Saturday, May 24, 2008

Sunday dollars+sense: Brendan's big idea


“An idea so ridiculous, so unworthy of the people aspiring to lead our nation, it takes your breath away.”


Not long ago Australia's Liberal Party stood for prudent economic management and the freedom of the individual.

Today it stands for cheaper petrol.

Its leader Brendan Nelson has been saying so continuously.

We stand for lower petrol prices”, “five cents a litre off petrol is what we stand for”, “what we stand for is five an a half cents a litre off the price of petrol at the pump” and so on.

He is beginning to sound like Hillary Clinton and John McCain. In the US both of them (but conspicuously not Barack Obama) are proposing an 18.4 US cents a gallon gas tax holiday - an amount which when converted to Australian currency works out at 5 cents a litre, the same as Australia's Opposition leader is proposing.

Because at least one of them will be a presidential candidate, American economists have to treat the idea seriously...

Paul Krugman, in other circumstances a Clinton supporter,) calls it as “pointless and disappointing”.

Thomas Friedman says it is “so ridiculous, so unworthy of the people aspiring to lead our nation, it takes your breath away.”

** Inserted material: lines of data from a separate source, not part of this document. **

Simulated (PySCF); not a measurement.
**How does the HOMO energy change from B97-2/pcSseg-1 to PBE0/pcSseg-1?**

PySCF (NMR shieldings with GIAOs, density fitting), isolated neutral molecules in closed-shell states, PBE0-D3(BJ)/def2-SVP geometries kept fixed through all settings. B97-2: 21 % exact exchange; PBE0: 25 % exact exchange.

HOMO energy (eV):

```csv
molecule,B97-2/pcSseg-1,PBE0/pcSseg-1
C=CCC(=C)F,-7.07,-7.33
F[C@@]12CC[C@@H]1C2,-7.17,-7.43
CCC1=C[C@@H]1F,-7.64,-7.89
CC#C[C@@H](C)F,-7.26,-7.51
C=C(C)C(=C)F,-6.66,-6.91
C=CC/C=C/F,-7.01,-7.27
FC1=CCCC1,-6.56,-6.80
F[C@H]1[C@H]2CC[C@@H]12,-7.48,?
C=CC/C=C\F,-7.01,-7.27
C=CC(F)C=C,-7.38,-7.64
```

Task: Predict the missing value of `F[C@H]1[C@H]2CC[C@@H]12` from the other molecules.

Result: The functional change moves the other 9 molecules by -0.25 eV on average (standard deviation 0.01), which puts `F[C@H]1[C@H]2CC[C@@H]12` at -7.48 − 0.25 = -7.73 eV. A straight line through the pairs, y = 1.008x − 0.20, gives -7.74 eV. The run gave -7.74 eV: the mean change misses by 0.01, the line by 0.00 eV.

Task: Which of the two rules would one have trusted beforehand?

An open letter signed by 150 of the world's top economists (including three Nobel Prize winners) described it as “bad idea” that would generate “major profits for the oil companies while doing nothing to encourage conservation”.

It would effectively blunt the price signal that is meant to be telling us use less oil – it would be “shooting the messenger”.

An Australian economist living in the US, Justin Wolfers said that the condemnation made him “proud to be an economist”.

“In any election silly season, you can usually find someone willing to support just about any kind of nonsense. But it appears that the economics profession just isn’t that silly,” he wrote.

And then he issued a challenge.

Was there a single coherent economist in the US who actually supported the plan?

Three weeks on, despite wide publicity, he has received no takers.

Clinton herself was asked to name a single credible economist who agreed with her.

She couldn't, and replied: “Well I’ll tell you what, I’m not going to put my lot in with economists.”

“We’ve got to get out of this mindset, where somehow, elite opinion is always on the side of doing things that really disadvantage the vast majority of Americans,” she added.

One of those 'elite' economists Arnold Kling responded: “Soon I expect to hear the Senator from New York promise to jump out of a tenth-story window and fly, to demonstrate defiance of elite physicists who doubt the feasibility of the project.”

Brendan Nelson has taken the Coalition down an interesting road.